Challenges and opportunities for a European cultural diplomacy strategy
In a recent policy brief, Tamas Szücs and Anna Triandafyllidou identify a number of challenges that need to be addressed in order for the EU to become more efficient in furthering its international cultural relations and to ensure a more profound integration of culture into its foreign, security and development policies.
First, coordination is key both at central and local levels during the whole process and among all actors concerned. Beyond governmental institutions, such as ministries and national cultural institutes, the process should also involve non-state actors at local and regional levels, such as cities, cultural associations, artists and curators, as well as international organisations, such as UNESCO and the Council of Europe. Their involvement should ensure smooth and efficient actions avoiding overlaps and duplications by the EU, the Council of Europe and UNESCO.
Second, the involvement from the beginning of all cultural stakeholders in the co-creation and co-curation of products and services, such as film festivals, art exhibitions, fairs and laboratories, should create a sense of co-ownership of projects and initiatives, which is a basic condition for their success.
There is no one size fits all model; each world region and country requires a different approach and pace. In some cases, for example, crucial demands, in terms of livelihood security, education and basic infrastructure, need first to be met before it is possible to engage in any cultural activity. In other cases, creative and cultural industries become the main sources of livelihoods for people who would otherwise remain unemployed and marginalised. In some regions of the world a city level approach works best, in others the emphasis should be more on engaging with regional or national players.
Co-creation presents important value challenges. The question that arises is whether the EU’s cultural projects for development, mobility and exchange should focus on the issue of having a shared value basis between the EU and the third country involved, or if, instead, they should have a common set of cultural creation goals and seek to build bridges and forge common values between the participating countries.

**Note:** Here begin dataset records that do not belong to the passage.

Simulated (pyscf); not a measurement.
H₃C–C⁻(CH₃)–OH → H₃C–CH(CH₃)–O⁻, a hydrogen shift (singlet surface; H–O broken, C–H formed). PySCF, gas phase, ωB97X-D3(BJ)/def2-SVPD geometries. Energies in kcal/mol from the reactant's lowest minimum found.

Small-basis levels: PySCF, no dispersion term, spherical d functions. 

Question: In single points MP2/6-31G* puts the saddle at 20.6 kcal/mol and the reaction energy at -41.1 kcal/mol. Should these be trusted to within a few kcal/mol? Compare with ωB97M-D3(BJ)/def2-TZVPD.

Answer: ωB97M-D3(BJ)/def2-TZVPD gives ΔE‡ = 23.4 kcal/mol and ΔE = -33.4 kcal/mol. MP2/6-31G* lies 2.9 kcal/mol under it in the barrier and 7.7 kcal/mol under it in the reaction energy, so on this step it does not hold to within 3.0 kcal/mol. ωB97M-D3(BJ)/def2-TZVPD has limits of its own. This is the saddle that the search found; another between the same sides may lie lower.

In addition, one should not forget that countries are internally heterogeneous, as they may be composed of different regions and often embrace native and migrant minorities. In this context the role of diasporas deserves special attention. Most importantly, in both Africa and Asia borders have been drawn by colonial powers cutting across or bringing together different ethnic and linguistic communities. Taking into account such variety and complexity, and building it into cultural projects is a must for an EU strategic approach for international cultural relations to be successful.
Last, but certainly not least, sustainability, active communication and promotion should accompany all actions. Projects need to run for a certain period of time, or be repeated at regular intervals, in order to prove and measure their positive impact on community relations and development. Selected audiences, beyond the participants, should be informed about concrete projects using targeted messages, directly as well as via social media and through audiovisuals, in order to increase their impact and create a virtuous feedback-loop.